With the rapid development of information technology in the industry, the demand for long-distance and high-capacity bandwidth is increasing rapidly, resulting in rapid growth in traffic at the access layer, metro layer and backbone network. Optical modules also need to be constantly upgraded to suit more advanced network environments. So what are the best optical modules for metropolitan area network and access network?
First let’s take a look at the WAN, MAN and APN. The global network architecture is made up of three main components: WAN, MAN and APN (see diagram below).

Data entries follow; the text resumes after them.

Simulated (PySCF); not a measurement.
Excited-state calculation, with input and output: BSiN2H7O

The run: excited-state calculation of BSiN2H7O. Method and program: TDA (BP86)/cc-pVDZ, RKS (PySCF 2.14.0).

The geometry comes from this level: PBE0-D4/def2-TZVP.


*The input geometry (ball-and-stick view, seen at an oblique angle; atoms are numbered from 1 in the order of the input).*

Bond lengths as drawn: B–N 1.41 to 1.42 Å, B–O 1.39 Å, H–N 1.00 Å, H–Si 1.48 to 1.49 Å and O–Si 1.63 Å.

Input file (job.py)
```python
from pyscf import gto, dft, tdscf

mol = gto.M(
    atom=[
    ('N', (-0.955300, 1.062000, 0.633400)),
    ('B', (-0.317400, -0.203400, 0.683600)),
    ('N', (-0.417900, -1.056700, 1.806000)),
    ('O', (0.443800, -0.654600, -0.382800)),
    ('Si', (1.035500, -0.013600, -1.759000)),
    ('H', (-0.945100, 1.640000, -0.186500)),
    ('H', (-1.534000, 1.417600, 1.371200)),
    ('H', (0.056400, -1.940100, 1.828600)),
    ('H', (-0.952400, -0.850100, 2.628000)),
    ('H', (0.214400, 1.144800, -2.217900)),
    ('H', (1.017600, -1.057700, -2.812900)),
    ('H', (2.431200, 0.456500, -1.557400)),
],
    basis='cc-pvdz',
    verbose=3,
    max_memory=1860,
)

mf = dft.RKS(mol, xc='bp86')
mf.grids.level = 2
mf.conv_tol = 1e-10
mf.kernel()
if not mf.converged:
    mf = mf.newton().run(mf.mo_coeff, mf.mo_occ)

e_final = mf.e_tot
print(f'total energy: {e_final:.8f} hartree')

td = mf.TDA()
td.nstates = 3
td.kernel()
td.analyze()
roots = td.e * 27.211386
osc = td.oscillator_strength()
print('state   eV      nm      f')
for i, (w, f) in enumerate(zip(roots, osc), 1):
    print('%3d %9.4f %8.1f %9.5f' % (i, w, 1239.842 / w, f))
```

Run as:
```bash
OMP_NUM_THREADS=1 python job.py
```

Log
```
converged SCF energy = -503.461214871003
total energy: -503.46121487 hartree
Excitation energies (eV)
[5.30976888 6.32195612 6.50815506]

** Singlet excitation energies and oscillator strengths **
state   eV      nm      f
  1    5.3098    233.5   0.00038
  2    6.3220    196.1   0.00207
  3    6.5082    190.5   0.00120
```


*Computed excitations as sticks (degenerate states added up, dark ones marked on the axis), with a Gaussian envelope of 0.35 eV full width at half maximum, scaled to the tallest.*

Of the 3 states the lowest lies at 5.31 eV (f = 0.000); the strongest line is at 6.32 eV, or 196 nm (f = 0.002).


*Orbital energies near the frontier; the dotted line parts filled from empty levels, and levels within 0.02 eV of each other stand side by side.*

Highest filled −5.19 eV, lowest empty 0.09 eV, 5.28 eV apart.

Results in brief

For MAN and APN networks 100G, 40G, 25G, 10G, 2.5G, 100M and mobile fronthaul networks there are corresponding optical modules for MAN and APN networks. CFP/CFP2/CFP4 and QSFP28 optical modules are suitable for 100G, QSFP+ optical modules for 40G networks and 25G SFP28 optical modules are preferred for 25G networks. 100M, 2.5G, 10G optical modules and mobile fronthaul optical modules are available in various packages.
What is a Metropolitan Area Network (MAN) ?
MAN is located between WAN and APN, and is a computer communication network established within a city area, which is a broadband LAN. Due to the adoption of LAN technology with active switching elements, the transmission time delay in the network is small. Its transmission medium mainly adopts fibre optic cable, and the transmission rate is above 100 Mbit/s, and the coverage area is generally between 200-400 km.
Sometimes, people think of MAN as a small WAN, but the two are significantly different in some aspects. Firstly, the coverage area of a MAN is much smaller than that of a WAN; secondly, the network topology of a MAN changes frequently, while that of a WAN is more stable; finally, a MAN is the most complex application environment in a communications network and must support a wide variety of services and services, including traditional voice and private line services, data storage, video transmission and distributed services, while a WAN is a backbone network, mainly used to interconnect LANs or MANs in different areas. Overall, the MAN, as the connection point between the WAN and the access network, must not only meet the growing bandwidth needs of the WAN, but also support a wide range of high-speed access technologies.
What is an Access Network (APN) ?
The so-called APN refers to all the equipment between the backbone network and the user terminals. Its length is usually a few hundred metres to a few kilometres, which is why it is imaginatively called the “last mile”. The access network is the bottleneck of the entire network system, as the backbone is generally structured with fibre optics for fast transmission speeds. The access methods of the access network include copper (ordinary telephone line) access, fiber optic access, fiber optic coaxial cable (cable TV cable) hybrid access, wireless access and Ethernet access and several other methods.
DWDM (Dense WaveLength Division Multiplexing) technology has an important role to play in metro and access networks, as it can make full use of the huge bandwidth resources of optical fibers, significantly increase the system transmission capacity and reduce transmission costs, so it is widely used in long-distance and backbone networks for ultra-high-capacity transmission. If DWDM technology is introduced into metro and access networks, the whole network will become a seamlessly connected whole, providing support and connectivity for all the different services. Therefore, DWDM systems in metro networks have great superiority and development potential, and will become an inevitable part of the evolution of the whole communication network to an all-optical network.